General Assembly 2008 Event 4028
Presenters: Rev. Abhi Janamanchi, Rev. Manish Mishra, Janice Carney, Allyson Diane Hamm
Steve Stanton was the city manager of Largo, Florida. He has worked for the city for 15 years and it has been a very successful career. But in February 2007, his career was brought to a dead end when the St. Petersburg Times outed him in an exclusive story as a transgender person.
In retelling the story of this transgender former city manager, Mishra shared his own odyssey as an Asian American of East Indian descent coming out as a gay man at the age of 20. The loneliness and the fear of loss he had felt then had driven him to the brink of suicide.

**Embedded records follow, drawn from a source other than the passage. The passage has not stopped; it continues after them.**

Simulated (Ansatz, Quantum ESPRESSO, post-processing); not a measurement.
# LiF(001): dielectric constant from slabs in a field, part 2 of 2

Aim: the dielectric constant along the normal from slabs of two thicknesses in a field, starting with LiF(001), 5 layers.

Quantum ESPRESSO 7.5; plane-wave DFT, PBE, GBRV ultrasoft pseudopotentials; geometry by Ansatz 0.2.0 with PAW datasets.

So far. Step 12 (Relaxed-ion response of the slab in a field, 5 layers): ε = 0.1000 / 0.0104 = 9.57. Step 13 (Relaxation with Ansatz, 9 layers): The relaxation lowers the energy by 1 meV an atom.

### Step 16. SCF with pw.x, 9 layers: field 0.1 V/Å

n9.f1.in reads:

When Steve Stanton was outed by the St. Petersburg Times in the midst of his gender reassignment, Mishra was deeply affected as he recalled his own pain. He identified with Stanton's suffering. What's most unfair was the timing. Stanton had planned to come out to his 13-yr-old son in June, just a few months away, when school would be out for the summer, and his son would be spared the taunting of his classmates. The timing of the news release gave Stanton less than 24 hours to come out to his own family before the press could do so.
Once the news broke, Largo City Hall was flooded with phone calls of protest, emails and faxes condemning the man as horrible, sinful and deviant, calling for his immediate dismissal. At first Mishra thought this was an initial over-reaction of the public from shock and that it would recede in a day or two. But it proved not to be so. Hysteria broke out. Within less than a week, the city council convened a meeting for the purpose of "reviewing" Stanton 's contract.
At the time, Mishra was in his first year of ministry with the Unitarian Universalist (UU) Church of St. Petersburg. He didn't know his congregation well enough to gauge where they stood on transgender issues. He was cautioned against "rocking the boat" in his first year of ministry, but it was something he couldn't stand by and watch. He got on the phone and called his colleague the Reverend Abhi Janamanchi, who ministers to the UUs of Clearwater, the nearest UU congregation 15 miles away, and asked for guidance and support.
Janamanchi identifies as a third generation liberal Hindu UU born and raised in India. He came to the United States to study to become a UU minister, and circumstances had led him to stay here. In 1999, he was called to serve the UUs of Clearwater. As a liberal Hindu, he has never left his tradition but has added on to it when he became a UU minister.
When the call came from Mishra, it wasn't just a coincidence, said Janamanchi, who attributed it to the eternal mystery. He too had read and agonized over the same story and was on the verge of calling Mishra himself for collaboration. They wrote a joint letter to the St. Petersburg Times calling for reason and rationality in handling the situation. The two UU ministers of color attended the hearing at the city hall and found themselves amongst only half a dozen liberal clergy while there were dozens of conservative clergy along with busloads of their parishioners with boxes of condemning documents they had amassed in a very short time. It was the most sickening spectacle Mishra and Janmanchi had ever experienced. The senior minister of the Largo Baptist Church asserted that "if Jesus were there, Jesus would have fired Stanton." While Stanton sat without saying a word in his own defense, people slung accusations and condemnations at him while others jumped up and down, cheering and clapping. It hit the two UU ministers at the visceral level, so shocked and so "sick to the stomach" were they that they couldn't speak. To call it a "modern day lynching" is not an over statement.
The outcome was predictable—Steve Stanton was fired because "the public has lost confidence in him."
Shell-shocked, the two ministers reconvened to plan the next step. This meeting was synergetic—out of this came a plan to reach out to other liberal religious leaders on both the local and the national levels. The Unitarian Universalist Association (UUA) Director of Communications, John Hurley, provided support, resources and contacts. A rally was organized within a very short time, on a Tuesday morning. They expected a small turn out of perhaps 50-60 people. Instead, an interfaith group of more than 3 dozens liberal clergy showed up in support and additionally, more than 300 lay people participated. Together they signed a petition to the city commissioner to reinstate Stanton.
Sadly, Stanton was not reinstated, but the rally was a public witness for justice. It didn't change the outcome, but it changed the framework of the debate. Largo City Hall could no longer claim that the majority of people had lost confidence in Stanton.
A ministerial colleague from the United Church of Christ said to Mishra, "We all wait for you all." She meant that UUs are the ones they have all been waiting for to take the lead in social justice and civil rights initiatives and that once we do that, they would join us in solidarity. We ARE the cutting edge.
"Never expect that somebody else is going to do it," said Mishra. "They may be waiting for us to do it."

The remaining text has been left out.